Members of the outpost detachments ate chow early and went to, their halftracks or ground-mounted machine-gun positions before dusk to be familiar with their sectors of responsibility, fields of fire, and to check their communications.
That night as the Battalion reinforced the fires of the 1st Marine Division, Colonel Lavoie received orders. He was to keep his howitzers in firing position until the last moment, but be prepared to move at dawn.
At 0230 Colonel Lavoie returned to his command post. He reviewed the displacement plan. Battery commanders were called and he gave them the complete plan. He instructed his commanders to serve a hot breakfast.
Guards went through the Battalion area waking all personnel. Within a few minutes there was the sound of trucks moving about and the usual commotion that goes with the job of getting up, packing equipment striking tents, and loading trucks all in the dark.
Gun sections still manned the howitzers, firing harassing and interdiction missions. The range had decreased during the night and the cannoneers were aware of increased machine-gun activity on the hill mass in front of the Battalion.
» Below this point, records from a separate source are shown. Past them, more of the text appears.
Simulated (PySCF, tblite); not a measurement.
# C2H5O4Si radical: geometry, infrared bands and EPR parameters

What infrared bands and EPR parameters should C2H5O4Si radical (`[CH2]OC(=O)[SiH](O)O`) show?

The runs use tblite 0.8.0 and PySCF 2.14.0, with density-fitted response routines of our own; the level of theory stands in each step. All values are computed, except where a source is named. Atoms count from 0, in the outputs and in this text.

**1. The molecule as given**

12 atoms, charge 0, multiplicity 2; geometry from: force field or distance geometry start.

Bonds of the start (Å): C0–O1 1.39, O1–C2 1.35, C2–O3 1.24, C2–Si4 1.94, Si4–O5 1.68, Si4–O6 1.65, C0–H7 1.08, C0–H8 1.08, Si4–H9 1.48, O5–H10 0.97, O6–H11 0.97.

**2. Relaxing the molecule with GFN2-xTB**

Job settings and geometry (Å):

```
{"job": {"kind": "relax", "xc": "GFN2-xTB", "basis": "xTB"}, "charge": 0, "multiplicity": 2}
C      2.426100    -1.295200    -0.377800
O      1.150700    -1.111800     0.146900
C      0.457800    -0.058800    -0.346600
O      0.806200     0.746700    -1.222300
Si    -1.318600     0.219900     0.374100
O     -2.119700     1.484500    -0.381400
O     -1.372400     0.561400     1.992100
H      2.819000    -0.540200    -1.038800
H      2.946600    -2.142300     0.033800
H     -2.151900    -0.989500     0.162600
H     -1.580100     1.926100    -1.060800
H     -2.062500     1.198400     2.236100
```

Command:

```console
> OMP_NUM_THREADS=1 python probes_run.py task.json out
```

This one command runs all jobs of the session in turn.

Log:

Breakfast was ready at 0445. Chow lines formed in all batteries. First sign of daylight appeared ten or fifteen minutes after 0500. Most. of the men had finished breakfast. Most of the pyramidal tents, used because of cool weather, were down. In Headquarters Battery only the command post and kitchen tents were standing. In Battery A the kitchen tent was still up. The communications system was still intact but commanders had pulled in most of their outlying security installations. Equipment and personnel were just about ready for march order.
Colonel Lavoie, having eaten an early breakfast, had just returned to the mess tent where an attendant was pouring him a cup of coffee.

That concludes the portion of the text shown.